Mayor Kevin Johnson's For Arts' Sake initiative has succeeded in bringing music to two school systems and is making incremental headway in reaching some of its lofty goals, including the crucial issue of how to create more public and private revenue streams for the arts.
This week, Johnson released an annual report highlighting the progress of For Arts' Sake a $250,000-a-year privately funded program run out of the mayor's office that began in 2009.
So far, the biggest success of the initiative is the implementation of the Any Given Child program, which brings arts education and artists to the Twin Rivers and Sacramento City Unified school districts. That effort is a partnership between the city and the Kennedy Center for the Arts.
Any Given Child, with a yearly budget of $100,000 that is paid by a combination of school district and private funding, is meant to level the arts education playing field, said Deborah Edward, For Arts' Sake's program director.
"The way artists get into schools is based on their own relationships, or they may have a kid in the school system or may be a principal's neighbor. That leaves an unequal system," Edward said. "Any Given Child creates a more equitable playing field."
That effort is opening doors for certain arts nonprofit organizations.
"Because of Any Given Child, we were able to give over 30 performances in schools last semester, which translated into us reaching 1,200 kids," said Steven Valencia, artistic director of Sacramento's Compañía Mazatlán Bellas Artes.
"It's difficult for us to get into the schools and reach that many kids, and this program has allowed us that."
For Arts' Sake has also set goals that have yet to be met like establishing a plan for increasing public funding to the arts by as much as $20 million a year by 2014. That effort, now in the planning stage, would likely require Sacramentans to vote on a "civic amenities" tax, said Edward.
"The (Sacramento) Metro Chamber is now taking the lead in looking into public funding and we're helping them think through a long-term strategy," she said. "We have to make sure we have the right mix of civic amenities that people will think highly enough to say yes to an additional tax."
Another goal is to increase private sector giving to the arts by 10 to 20 percent by 2014. That effort would have to succeed in a city that lags in private sector giving. In Sacramento, 37 percent of the average arts budget is received from charitable and private sources, whereas the national average is 43 percent, according to the National Endowment for the Arts.
Edward said the focus this year has been a specific one. "The whole focus ... was to make sure boards are good at asking for money and that new social media techniques are being applied by individual arts organizations," Edward said.
Carlin Naify, who sits on the board of the Crocker Art Museum and is board chair of the Sacramento Metropolitan Arts Commission, said For Arts' Sake has set some ambitious goals.
"So far they have initiatives they're working on and so far they have not raised a lot of money that we have seen yet," said Naify. "Although Deborah does have some exciting ideas."
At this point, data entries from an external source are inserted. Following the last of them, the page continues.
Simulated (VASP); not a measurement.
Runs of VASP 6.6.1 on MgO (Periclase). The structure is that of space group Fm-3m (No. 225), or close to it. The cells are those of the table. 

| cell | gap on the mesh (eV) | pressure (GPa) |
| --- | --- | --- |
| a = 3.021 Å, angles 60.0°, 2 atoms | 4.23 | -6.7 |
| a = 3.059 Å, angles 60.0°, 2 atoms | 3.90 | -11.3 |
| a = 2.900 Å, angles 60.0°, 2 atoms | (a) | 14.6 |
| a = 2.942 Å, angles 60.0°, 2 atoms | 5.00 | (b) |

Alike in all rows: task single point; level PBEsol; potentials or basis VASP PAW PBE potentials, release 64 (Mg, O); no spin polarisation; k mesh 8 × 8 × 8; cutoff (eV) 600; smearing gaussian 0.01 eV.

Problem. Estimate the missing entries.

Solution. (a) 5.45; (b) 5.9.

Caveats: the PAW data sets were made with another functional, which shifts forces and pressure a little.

When Johnson kicked off For Arts' Sake in 2009, it was meant as an all-inclusive, regionwide effort of monthly meetings that drew hundreds of stakeholders from arts organizations, large and small. After many meetings and subcommittee meetings, the popularity of the initiative soon wore off. Many wondered what effect, if any, the initiative would have on them, especially small organizations.
"Most of the large arts organizations in town have the infrastructure to participate in the development of the arts initiative in a more active way and probably will be the ones that will have a direct effect from it," said Daniel Paulson, founder and artistic director of the 12-member women's choir Vox Musica. "I will be curious to see how deep the initiative runs and if it will affect us small arts organizations."